Federal CIO Vivek Kundra expects GSA to issue a solicitation by May 10 for a $2.5 billion contract for email-as-a-service. It\'s part of how the administration ...
wfedstaff | June 4, 2015 12:03 am
By Jason Miller
Executive Editor
Federal News Radio
The General Services Administration is about to give the Obama administration’s policy that requires agencies to use cloud computing a big boost.
GSA plans on releasing a request for proposals May 10 for e-mail-as-a-service that could be worth $2.5 billion.
Vivek Kundra, the federal chief information officer, said Wednesday there are $20 billion in systems across the government that could move to the cloud, and email and collaboration software are among the easiest first steps.
“We already are seeing 15 agencies that have identified 950,000 e-mail boxes across 100 email systems that are going to move to the cloud,” he said during an update on the administration’s 25-point IT reform plan at the White House. “This represents a huge opportunity for [vendors] to aggressively compete for these new opportunities in the cloud space and provide the government with the best value and most innovative technologies.”
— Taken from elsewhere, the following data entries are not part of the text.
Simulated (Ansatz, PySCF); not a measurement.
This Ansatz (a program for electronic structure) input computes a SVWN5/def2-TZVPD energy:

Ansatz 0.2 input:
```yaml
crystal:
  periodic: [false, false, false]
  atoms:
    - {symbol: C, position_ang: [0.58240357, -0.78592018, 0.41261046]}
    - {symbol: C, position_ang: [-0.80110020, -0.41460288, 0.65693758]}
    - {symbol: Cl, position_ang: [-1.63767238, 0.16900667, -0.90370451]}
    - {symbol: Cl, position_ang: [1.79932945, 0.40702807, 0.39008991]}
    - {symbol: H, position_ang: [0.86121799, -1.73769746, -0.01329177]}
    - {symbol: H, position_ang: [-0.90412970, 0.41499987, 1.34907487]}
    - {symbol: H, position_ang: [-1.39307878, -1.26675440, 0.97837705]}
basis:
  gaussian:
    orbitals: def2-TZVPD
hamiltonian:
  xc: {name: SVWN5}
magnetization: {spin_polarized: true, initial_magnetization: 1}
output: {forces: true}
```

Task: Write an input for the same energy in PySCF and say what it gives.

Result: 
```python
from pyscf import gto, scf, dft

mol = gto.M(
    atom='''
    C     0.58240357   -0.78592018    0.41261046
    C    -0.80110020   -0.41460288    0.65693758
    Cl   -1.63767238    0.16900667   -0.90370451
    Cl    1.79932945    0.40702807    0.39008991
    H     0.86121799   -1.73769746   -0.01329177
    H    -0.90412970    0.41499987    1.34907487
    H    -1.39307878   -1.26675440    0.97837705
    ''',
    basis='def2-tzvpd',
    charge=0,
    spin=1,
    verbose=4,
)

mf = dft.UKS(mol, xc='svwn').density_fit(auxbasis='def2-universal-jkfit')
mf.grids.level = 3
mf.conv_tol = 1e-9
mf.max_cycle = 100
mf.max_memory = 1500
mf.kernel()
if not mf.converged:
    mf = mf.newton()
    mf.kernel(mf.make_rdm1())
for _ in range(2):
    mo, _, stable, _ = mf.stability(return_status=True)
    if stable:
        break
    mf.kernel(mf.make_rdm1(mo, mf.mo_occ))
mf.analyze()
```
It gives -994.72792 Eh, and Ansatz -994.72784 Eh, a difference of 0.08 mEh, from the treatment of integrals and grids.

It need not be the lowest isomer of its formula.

Among those 15 agencies already on their way are the Agriculture Department and GSA. USDA is moving 120,000 employees to Microsoft’s cloud, while GSA picked Unisys, which partnered with Google, to move as many as 30,000 employees to a new email system.
“We have moved 17,000 employees so far and move about 1,600 each night,” said USDA deputy secretary Kathleen Merrigan during the White House event. “We expect to complete the migration by the end of the calendar year.”
Daniel Poneman, Energy Department’s deputy secretary, said Lawrence Berkley National Laboratory moved all calendar and email operations to Google email. He said the lab expects to save between $1.5 million and $2 million over the next five years.
GSA has been working on the email-as-a-service RFQ since last summer. It likely will be a blanket purchase agreement, similar to the infrastructure-as-a-service (IaaS) contract GSA awarded to 11 vendors last October.
One of the biggest hurdles to getting the email-as-a-service solicitation out was the data ownership and data sovereignty issue. The hang up has been deciding how to address data centers outside the U.S., including who owns the data and which countries laws do the data come under.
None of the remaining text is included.